If you’ve ever bought a business, you’ve mostly bought intangible things. Goodwill is the fancy accounting term for those intangibles. It’s your brand, your reputation, your customer relationships, your processes, and everything else that makes your business worth more than just its physical assets.
For a typical small business sale, goodwill is 60 to 80 percent of the sale price. Let me say that again because it’s important: most of what a buyer is paying for is not equipment or inventory. It’s the intangible value you’ve built.
This is why a restaurant isn’t worth just the value of the kitchen equipment and furniture. It’s worth the brand, the customer relationships, the recipes, the reputation, the location brand, and everything that brings customers through the door. Same with a service business—the value isn’t in the office furniture; it’s in the customer list and the relationships.
What Makes Up Goodwill
Goodwill includes a bunch of different things:
Brand and reputation — The value of your business’s name and what people think about it. A business with a strong local reputation is worth more than an unknown business with the same financials.
Customer relationships — The value of your existing customer base and the likelihood they’ll stay under new ownership. A business with 500 loyal, long-term customers is worth more than a business with the same revenue but 5,000 transactional customers.
Recurring revenue — If your revenue is predictable and recurring (subscriptions, contracts, retainers), that’s more valuable than one-time transactional revenue.
Documented processes and systems — If you’ve documented how your business operates—procedures, workflows, training materials—that’s valuable. It means the new owner can operate the business without depending entirely on you.
Key person relationships — If customers have relationships with you specifically, that’s risky goodwill. But if they have relationships with your team or your company, that goodwill transfers.
Competitive advantages — Proprietary technology, licenses, certifications, location advantages, or anything else that’s hard for competitors to replicate.
Market position — How strong is your position in your market? Are you a leader or a marginal player?
The Owner-Dependent Goodwill Problem
Here’s the critical thing about goodwill: if it all depends on you, it’s risky.
Imagine you’re a consultant and all your customers work with you specifically. They chose your firm because of your reputation and relationships. That’s goodwill, but it’s highly dependent on you. When you sell the business, there’s a real risk those customers leave because they came for you, not for your firm.
A buyer knows this. They’ll discount your valuation to account for the risk that goodwill evaporates when you leave. They might offer 2x SDE instead of 3.5x because they’re worried about customer retention.
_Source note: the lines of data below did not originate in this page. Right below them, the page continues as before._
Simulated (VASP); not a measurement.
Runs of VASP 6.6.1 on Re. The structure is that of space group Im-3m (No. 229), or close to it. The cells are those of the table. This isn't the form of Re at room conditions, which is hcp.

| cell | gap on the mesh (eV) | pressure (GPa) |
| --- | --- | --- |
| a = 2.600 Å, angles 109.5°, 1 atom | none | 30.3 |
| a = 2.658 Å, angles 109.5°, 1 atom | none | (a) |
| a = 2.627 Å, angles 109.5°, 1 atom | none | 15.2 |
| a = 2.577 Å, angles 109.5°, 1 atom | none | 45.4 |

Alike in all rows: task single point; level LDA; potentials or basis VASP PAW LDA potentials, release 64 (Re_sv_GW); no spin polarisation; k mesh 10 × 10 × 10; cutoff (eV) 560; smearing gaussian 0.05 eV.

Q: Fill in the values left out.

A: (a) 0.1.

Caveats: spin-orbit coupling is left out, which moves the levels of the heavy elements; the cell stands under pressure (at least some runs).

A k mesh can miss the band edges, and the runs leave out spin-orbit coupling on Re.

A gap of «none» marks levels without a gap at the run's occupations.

To maximize goodwill value, you need to de-risk it. That means:
Build team relationships. Make sure customers know your team, not just you. Have your team lead projects or client relationships. This transfers customer relationships from you to your company.
Document your processes. Create systems and procedures so the business doesn’t depend on your personality or quirks. A business run by processes is more valuable than one that only works if you’re there.
Have contracts with customers. Verbal agreements are risky. Long-term service agreements or retainer contracts show that customers are committed beyond just your personal relationship.
Build recurring revenue. Transactional relationships are easily lost. Recurring revenue contracts show that customers have committed to a longer relationship.
Hire and retain good people. A business with a strong team is more valuable than one entirely dependent on the owner. Customers trust the team, not just you.
Building Goodwill Before You Sell
The years leading up to a sale are your chance to build goodwill strategically:
Document everything. Create an operations manual. Standardize processes. This increases valuation because a buyer sees less execution risk.
Diversify your customer base. If 50 percent of your revenue comes from one customer, diversify it. Buyers will discount heavily for concentration risk.
Build team depth. Get your team trained and trusted by customers. Create an org chart where the business doesn’t collapse if you’re on vacation.
Create recurring revenue streams. Convert transactional customers to retainer or subscription relationships. This increases valuation multiples.
Strengthen your brand. Invest in marketing, testimonials, and your reputation. A stronger brand is more valuable.
Clean up your financials. Audited or reviewed financials show a professional business. Track everything properly. A business with transparent finances is worth more.
Valuing Goodwill
Goodwill isn’t a separate line item in your asking price. It’s baked into your valuation multiple. When you say your business is worth 3x SDE ($450,000 SDE × 3 = $1.35 million), that $1.35 million includes goodwill.
Technically, the value breaks down something like this:
- Asset value: Maybe 20-30 percent (equipment, inventory, receivables at face value)
- Goodwill and intangibles: 70-80 percent (everything else)
But buyers don’t usually think about it that way. They think about a price for the whole business. What they’re really paying for is the goodwill—the customer relationships, the brand, the processes, and everything else that makes the business cash-generating.
This is why building goodwill should be a focus in the years before you sell. Every customer relationship you strengthen, every process you document, every team member you develop—that directly increases your sale price. Goodwill is the difference between selling the physical assets of your business and selling the value you’ve created.
If most of what you’re selling is intangible, invest in making that intangible value as strong and transferable as possible. That’s how you maximize your exit.